Item 1.01. Entry into a Material Definitive Agreement.

Second Amended and Restated Credit Agreement

On October 3, 2012, Targa Resources Partners LP (the “Partnership”) entered into the Second Amended and Restated Credit Agreement (the “Credit Agreement”) with Bank of America, N.A., as Administrative Agent, Collateral Agent, Swing Line Lender and L/C issuer (the “Agent”) and the lenders party thereto (the “Lenders”). The Credit Agreement amends and restates the Partnership’s existing credit facility to provide for a five-year revolving credit facility in an initial aggregate principal amount up to $1,200,000,000 (with an option to increase such maximum aggregate principal amount by up to $300,000,000) and a $100,000,000 swing line sub-facility. The full amount of the revolving credit facility is available for the issuance of letters of credit. The Credit Agreement matures on October 3, 2017, at which time all unpaid principal and interest is due.

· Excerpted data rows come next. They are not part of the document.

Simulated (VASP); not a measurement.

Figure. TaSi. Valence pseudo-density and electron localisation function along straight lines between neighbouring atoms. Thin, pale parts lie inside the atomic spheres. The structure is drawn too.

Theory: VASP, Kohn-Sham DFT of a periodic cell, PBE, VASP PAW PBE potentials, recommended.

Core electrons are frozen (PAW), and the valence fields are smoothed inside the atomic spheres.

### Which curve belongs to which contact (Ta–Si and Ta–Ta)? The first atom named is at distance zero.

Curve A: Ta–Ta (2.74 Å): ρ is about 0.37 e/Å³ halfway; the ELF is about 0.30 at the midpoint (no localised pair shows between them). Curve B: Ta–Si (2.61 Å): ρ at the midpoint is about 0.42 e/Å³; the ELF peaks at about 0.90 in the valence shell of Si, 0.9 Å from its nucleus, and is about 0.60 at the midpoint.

The revolving credit facility bears interest at the Partnership’s option, at either (a) a base rate equal to the highest of the Agent’s prime rate, the federal funds rate plus 0.5% and the one-month LIBOR rate plus 1.0%, plus an applicable margin ranging from 0.75% to 1.75% (dependent on the Partnership’s ratio of Consolidated Funded Indebtedness to Consolidated Adjusted EBITDA, each as defined in the Credit Agreement), or (b) LIBOR plus an applicable margin ranging from 1.75% to 2.75% (dependent on the Partnership’s ratio of Consolidated Funded Indebtedness to Consolidated Adjusted EBITDA). Interest on base rate loans is payable quarterly in arrears, and interest on LIBOR rate loans is payable at the end of each interest period (or at the end of three months from the commencement of the interest period, in the case of interest periods longer than 3 months). Issued and undrawn letters of credit bear interest at the applicable margin for LIBOR borrowings described in clause (b), payable quarterly in arrears. The Partnership will pay a commitment fee ranging from 0.30% to 0.50% (dependent on the Partnership’s ratio of Consolidated Funded Indebtedness to Consolidated Adjusted EBITDA) on the daily average unused portion of the credit facility, also payable quarterly in arrears. The Credit Agreement is secured by substantially all of the Partnership’s assets.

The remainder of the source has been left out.